Text Length FinBert - Serverless Inference Endpoint

Hi guys, I’m trying to send a long text (longer than 512) to a FinBert inference endpoint deployed on a serveless inference endpoint on aws.
I’m receiving the following error: “The size of tensor a (639) must match the size of tensor b (512) at non-singleton dimension 1”.

I have a list of text that I would like to classify without splitting them, how can I fix?

Thank you in advance

The model has a max_sequence_length of 512. You can provide truncation=True as parameter, e.g.

{
  "inputs": "Hi, I recently bought a device from your company but it is not working as advertised and I would like to get reimbursed!",
  "parameters": {
   "truncation": True
  }
}

1 Like

Hi @philschmid
I am testing several pre-trained models that I find on the hub for Text-Classification. Many have a max_length=512. I deploy them to SageMaker Endpoint Serverless and invoke them from a lambda.

Months ago you suggested me to use the truncation parameter… Now… I was wondering…
if the text is longer, is it truncated? Do I then lose the information about the “excess” part or is each batch sentence evaluated and a result for the whole document processed?

Is there a way to define a preprocessing operation to chunk the sentence in order to get a better evaluation?

Something like:

tokenizer = BertTokenizer.from_pretrained(MODEL_ID)
tokens = tokenizer.encode_plus(text, add_special_tokens = False, return_tensors='pt')
input_id_chunks = tokens['input_ids'][0].split(510)
mask_chunks = tokens['attention_mask'][0].split(510)
chunksize = 512

input_id_chunks = list(input_id_chunks)
mask_chunks = list(mask_chunks)


for i in range(len(input_id_chunks)):
    input_id_chunks[i] = torch.cat([
        torch.Tensor([101]), input_id_chunks[i].float(), torch.Tensor([102])
    ])
    mask_chunks[i] = torch.cat([
        torch.Tensor([1]), mask_chunks[i].float(), torch.Tensor([1])
    ])
    
    pad_len = chunksize - input_id_chunks[i].shape[0]
    if pad_len > 0 :
        input_id_chunks[i] = torch.cat([
            input_id_chunks[i], torch.Tensor([0] * pad_len)
        ])
        mask_chunks[i] = torch.cat([
            mask_chunks[i], torch.Tensor([0] * pad_len)
        ])

Can I also know where I find the parameters that I can pass to my inference endpoint as input? Is there a resource that you can link?

Hi @thanksfinance. Yes, if you use the truncation parameter the text will be truncated and you will lose the “excess” part.

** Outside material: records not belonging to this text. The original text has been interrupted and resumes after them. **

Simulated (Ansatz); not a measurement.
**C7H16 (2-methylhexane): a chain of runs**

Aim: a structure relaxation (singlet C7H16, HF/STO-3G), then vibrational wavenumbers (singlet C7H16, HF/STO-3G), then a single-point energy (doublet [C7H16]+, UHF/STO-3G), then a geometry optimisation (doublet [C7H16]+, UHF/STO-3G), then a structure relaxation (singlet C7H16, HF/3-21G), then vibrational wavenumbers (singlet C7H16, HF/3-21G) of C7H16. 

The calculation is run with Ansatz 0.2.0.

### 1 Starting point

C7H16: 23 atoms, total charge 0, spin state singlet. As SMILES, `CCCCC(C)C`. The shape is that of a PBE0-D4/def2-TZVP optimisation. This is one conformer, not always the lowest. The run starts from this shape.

However, in text classification this is rarely a problem because the model is often able to determine the class with just using the first 512 tokens. Do you see a significant deterioration in your metrics when using the truncation parameter?

If yes, you might indeed want to do some preprocessing. I’m not entirely clear what your code does, but this thread discusses a similar issue and potential options how to solve this challenge.